Baseball has also changed on the field, and this year’s All-Star Game was a prime example of how it has changed. The game, which the American League won, 8-6 in ten innings, included 10 home runs, a total that far exceeded the old record (six) for an All-Star Game. The home runs accounted for all but one of the runs scored. That fact may sound fine to a casual fan, but baseball was never intended to be the equivalent of the Home Run Derby that Bryce Harper had won the night before.
The current mode of baseball that is being played, and that is being rewarded by the big contracts that guys like Harper and Machado will command, consists, primarily, of home runs, strikeouts and walks. Most runs are scored via home runs, and, when hitters don’t connect for those long flies, they either strike out or walk. What is being lost is the small-ball version of the game, where a team can string together a bunch of singles, and maybe a double, which, when coupled with good defense, produces a 5-4 nail-biter with the winning run maybe even scoring on a ground ball that the defense can’t quite turn into an inning-ending double play.
There were no two-out rallies in this year’s All-Star Game; there were no great defensive plays; there were very few balls hit to the infielders. There were, in fact, very few balls hit at all that weren’t home runs. The game, as exciting as the final score otherwise indicated, was boring. Even the home runs got a little boring. Home runs in a baseball game should be like goals in a soccer game: thrilling in part because they are rare. Instead, they are like touchdowns in a football game: commonplace and therefore relatively indistinguishable. The last of the home runs in this year’s All-Star Game, hit by the National League’s Joey Votto in the bottom of the 10th inning, wasn’t even greeted with fireworks (as the other nine had been). I guess the guys in charge figured no one was all that excited by that point.
So, how did the game get this way? The big contracts awarded to the big home run hitters may be part of the explanation. If you are going to get rewarded for hitting homers but not for hitting singles and doubles, why would you want to do anything but swing for the long ball? And if a strikeout doesn’t hurt your contract negotiations as long as you have a bunch of home runs at the end of the season, why worry about those strikeouts?

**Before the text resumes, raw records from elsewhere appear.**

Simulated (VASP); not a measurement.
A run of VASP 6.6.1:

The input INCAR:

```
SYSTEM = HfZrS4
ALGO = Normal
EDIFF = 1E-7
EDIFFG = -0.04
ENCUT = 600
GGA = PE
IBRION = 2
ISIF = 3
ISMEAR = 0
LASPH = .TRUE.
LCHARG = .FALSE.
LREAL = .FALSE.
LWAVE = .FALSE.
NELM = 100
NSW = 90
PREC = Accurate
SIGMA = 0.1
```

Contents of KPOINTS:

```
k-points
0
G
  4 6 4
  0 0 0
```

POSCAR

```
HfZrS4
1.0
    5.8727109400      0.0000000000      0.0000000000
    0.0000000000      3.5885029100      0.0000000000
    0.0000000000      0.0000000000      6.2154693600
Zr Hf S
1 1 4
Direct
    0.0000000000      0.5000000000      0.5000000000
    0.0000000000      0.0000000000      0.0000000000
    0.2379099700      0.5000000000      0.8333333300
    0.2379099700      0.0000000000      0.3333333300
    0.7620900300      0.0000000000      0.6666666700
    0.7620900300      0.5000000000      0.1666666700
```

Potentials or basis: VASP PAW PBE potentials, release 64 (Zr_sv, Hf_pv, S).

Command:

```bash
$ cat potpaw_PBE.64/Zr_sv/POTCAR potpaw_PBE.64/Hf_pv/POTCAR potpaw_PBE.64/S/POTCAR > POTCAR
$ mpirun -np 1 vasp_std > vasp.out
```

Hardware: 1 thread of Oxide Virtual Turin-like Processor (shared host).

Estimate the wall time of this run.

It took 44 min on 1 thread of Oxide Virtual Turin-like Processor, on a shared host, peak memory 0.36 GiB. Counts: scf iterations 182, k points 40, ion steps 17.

And then there is the change in management’s perspective on the value of players. Batting averages are no longer indicative of value for the modern baseball exec. Instead, analytics, based on esoteric measurements produced by Statcast (a technological method for scoring almost every physical act in a game) and quantified by Sabrmetrics (with stats like WAR—wins above replacement—that no one but the execs really understand), have taken over how the game is played.
The infield shift, used against Ted Williams by Cleveland manager Lou Boudreau to try to reduce the number of hits Williams got by smashing line drives between the first and second basemen, is now employed against a majority of hitters. The hitters could beat the shifts by just hitting the ball the other way, but they don’t because they are going for home runs. Hence, fewer singles and doubles, fewer great defensive plays, fewer rallies, fewer nail-biting finishes.
There is a beauty to the game that is harder to see in the way the game is being played today. It’s still a great game, and I was still thrilled to see this year’s best players playing against each other. But it needs an infusion of energy, the kind of energy you can’t get with just home runs, strikeouts and walks.